Ukrainian Tycoon Returns to Government as Foreign Minister

Publication: Eurasia Daily Monitor Volume: 6 Issue: 193

Petro Poroshenko

On October 9 the Ukrainian parliament appointed the candy and automobile tycoon Petro Poroshenko as the foreign minister. His nomination, submitted by President Viktor Yushchenko, was backed by 240 deputies in the 450-seat body. All caucuses voted in his favor except the opposition Party of Regions (PRU) and the communists. Poroshenko’s appointment is a compromise between Yushchenko and Prime Minister Yulia Tymoshenko. He might improve relations with Russia where he has business interests. European integration and border issues are also among his priorities, while NATO membership and relations with the U.S. are apparently not among them.

Poroshenko was a former key ally of Yushchenko, but he has recently drifted towards Tymoshenko. He joined Yushchenko while he was in the opposition in 2002. Very ambitious, he was considered as a potential candidate for prime minister several times, but was outplayed by rival candidates; Tymoshenko in 2005 and PRU leader Viktor Yanukovych in 2006. Poroshenko served as the Secretary of the National Security Council in 2005, but resigned amid accusations of corruption from Tymoshenko’s camp, which were never proven. At some point Poroshenko tried to dominate Yushchenko’s party but was demoted to rank and file after Yushchenko purged the party of businessmen, and in 2007 he even failed to secure a seat in parliament. Since 2007 Poroshenko has been chairing the central bank council – not an influential position, since the bank is run by the board and not the council.

The appointment of Poroshenko represents the only major personnel choice for several months over which Yushchenko and Tymoshenko have not disagreed. It was suggested in the press that Tymoshenko did not object to Poroshenko’s nomination because she expects his support for her presidential election bid in January 2010 from Kanal 5, an influential television news station owned by Poroshenko (Ukrainska Pravda, October 9; Zerkalo Nedeli, October 17). Andry Kozhemyakin, the deputy head of Tymoshenko’s caucus in parliament, expressed the hope that Poroshenko would seek to improve relations with Russia (Interfax-Ukraine, October 9).

Poroshenko’s predecessor Volodymyr Ohryzko was fired by parliament in March primarily because relations with Russia had reached their nadir under him. While NATO integration and relations with the U.S. were priorities under Ohryzko, these two directions will not be high on Poroshenko’s agenda. Zerkalo Nedeli noted on October 17 that Poroshenko omitted any mention of NATO in his speech to Ukrainian diplomats on October 13. Also, within hours after his appointment, he rejected the suggestion made by the U.S. Assistant Secretary of Defense Alexander Vershbow that U.S. early warning systems could be stationed in Ukraine. Poroshenko said that this would violate Ukrainian laws (Segodnya, October 9).

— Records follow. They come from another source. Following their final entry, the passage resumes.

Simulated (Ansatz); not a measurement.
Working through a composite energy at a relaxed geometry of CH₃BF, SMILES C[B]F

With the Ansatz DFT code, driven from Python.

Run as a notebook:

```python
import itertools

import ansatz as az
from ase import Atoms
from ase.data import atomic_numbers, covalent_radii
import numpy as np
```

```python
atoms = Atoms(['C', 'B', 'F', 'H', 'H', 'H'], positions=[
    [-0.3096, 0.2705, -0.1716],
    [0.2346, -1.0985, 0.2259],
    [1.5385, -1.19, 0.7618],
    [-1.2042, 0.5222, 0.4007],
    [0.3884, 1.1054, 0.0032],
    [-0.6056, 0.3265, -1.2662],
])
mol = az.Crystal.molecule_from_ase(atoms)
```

Addressing Ukrainian diplomats, Poroshenko stressed that the Russian direction will be a priority of his foreign policy. Relations with Russia should be “less emotional, more pragmatic and equal,” he said (Interfax-Ukraine, October 13). These relations were emotional under Ohryzko whose very dismissal was prompted by his threat to expel the Russian Ambassador Viktor Chernomyrdin for speaking disparagingly of Yushchenko in a newspaper interview.

Improving relations with Russia is also in Poroshenko’s personal interests. Russia is the key market for his Bogdan automotive corporation and Ukrprominvest confectioneries and he also owns a confectionery in Lipetsk. In 2006 Poroshenko announced an ambitious project to build a factory to assemble automobiles in Nizhny Novgorod, but bad relations with Russia apparently affected his plans. As an ally of Yushchenko, whom the Kremlin holds responsible for spoiling bilateral relations, Poroshenko was blacklisted by the Russian authorities and denied entry to Russia in 2007. Recently, the government of Nizhny Novgorod warned Poroshenko that he would lose the land reserved for his factory if construction work did not start soon (ProUA, October 9).

However, among his other priorities Poroshenko listed E.U. accession and “the eastern direction,” in particular relations with China, India and the Arab states (Interfax-Ukraine, October 13). Yushchenko instructed him to do everything possible to sign an association agreement with the E.U. at the Ukraine-E.U. summit scheduled for December 4. This task is probably too ambitious and the Ukrainian envoy to the E.U. Andry Veselovsky predicted that the agreement would not be signed this year (, October 13). The agreement should include a free trade zone clause, which will not be ready for signing because of the disagreements over many issues ranging from visa-free travel to sanitary norms in agriculture. The E.U. is opposed to signing the agreement without a free trade clause.

Poroshenko is also expected to make progress in relations with other neighbors such as Belarus, which has failed to ratify a border agreement with Ukraine, and Moldova whose shared border has not been demarcated (Zerkalo Nedeli, October 17). Consistent with these priorities, Poroshenko paid his first visits to Moldova, Belarus and Sweden which took over the E.U. rotating presidency in July. He is scheduled to visit Moscow on October 23, where he will likely try to address Russian concerns over U.S. missile defense plans. Poroshenko also plans to visit the United States according to Ukraine’s Ambassador to the U.S. Oleg Shamshur (UNIAN, October 15).